Hello,
I'm looking for some good advice here (and I do know that the standard answer is ' it depends ' which is a justified answer BTW, no worries ...
The situation / challenge:
- a large index: we're about to have a quite large index, eventually ending up with like 15+ million source docs (+ growing) ;
- each doc can have a lot of fields (and a portion of those are even 'dynamically added') - currently were running again the 1000 fields boundary;
- anyways: all docs/data has historical (and potentially juridical) value and needs to be kept for years, and to be searchable ;
- we are executing a 'full text query' on almost all fields - a google-like search (which should be possible imho ) ;
Now, there are already like 1.3 mio docs in the current index and that search runs for 7-10 seconds ... . This is relatively 'slow' for an end-user perspective.
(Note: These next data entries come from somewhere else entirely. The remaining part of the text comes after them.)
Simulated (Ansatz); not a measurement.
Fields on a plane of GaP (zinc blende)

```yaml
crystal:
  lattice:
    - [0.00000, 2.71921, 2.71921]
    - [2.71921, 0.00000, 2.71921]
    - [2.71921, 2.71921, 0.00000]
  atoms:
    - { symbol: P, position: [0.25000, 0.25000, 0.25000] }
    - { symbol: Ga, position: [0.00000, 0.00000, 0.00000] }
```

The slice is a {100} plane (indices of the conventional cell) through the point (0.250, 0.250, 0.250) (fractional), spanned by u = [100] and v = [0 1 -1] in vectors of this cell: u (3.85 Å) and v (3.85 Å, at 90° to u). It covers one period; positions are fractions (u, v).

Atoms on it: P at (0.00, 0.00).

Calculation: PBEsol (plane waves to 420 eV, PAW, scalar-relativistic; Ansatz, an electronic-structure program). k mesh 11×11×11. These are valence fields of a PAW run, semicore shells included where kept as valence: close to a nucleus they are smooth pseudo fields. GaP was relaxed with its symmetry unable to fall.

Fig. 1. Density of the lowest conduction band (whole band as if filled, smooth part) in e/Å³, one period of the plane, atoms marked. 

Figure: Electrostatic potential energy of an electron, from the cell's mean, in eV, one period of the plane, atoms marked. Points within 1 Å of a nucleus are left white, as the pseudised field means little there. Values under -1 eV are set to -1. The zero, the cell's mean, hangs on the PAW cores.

To increase search-speed, I've played with several 'number of shards - number of replica's' configuration. No real progress there.
I do know that the setup/config of the cluster also plays a crucial role in performance.
We currently have a rather basic setup (3-node cluster, all nodes have the same roles, etc), but a new (more realistic) setup is on it's way (more nodes and specific roles for them etc) - so that probably will also help ...
My question is though: I'm thinking about splitting my (single) index in multiple related (via aliases) indices. And try to take some kind of 'hot-warm-cold ...' ILM approach ... **but the challenge here is: ** : is it possible to triggere re-indexing via ILM based in specific content of document-fields (e.g. we have a 'status' of a doc like 'open' or 'closed'. Also a 'last updated' data, and e.g. I would like to (ILM-dynamically) move the older and/or closed ones to a 'cold-er' index.
Certain queries cold them target certain indices. General queries (expected to be slower) could use the 'alias' approach.
Any advice will do here
Thanks in advance!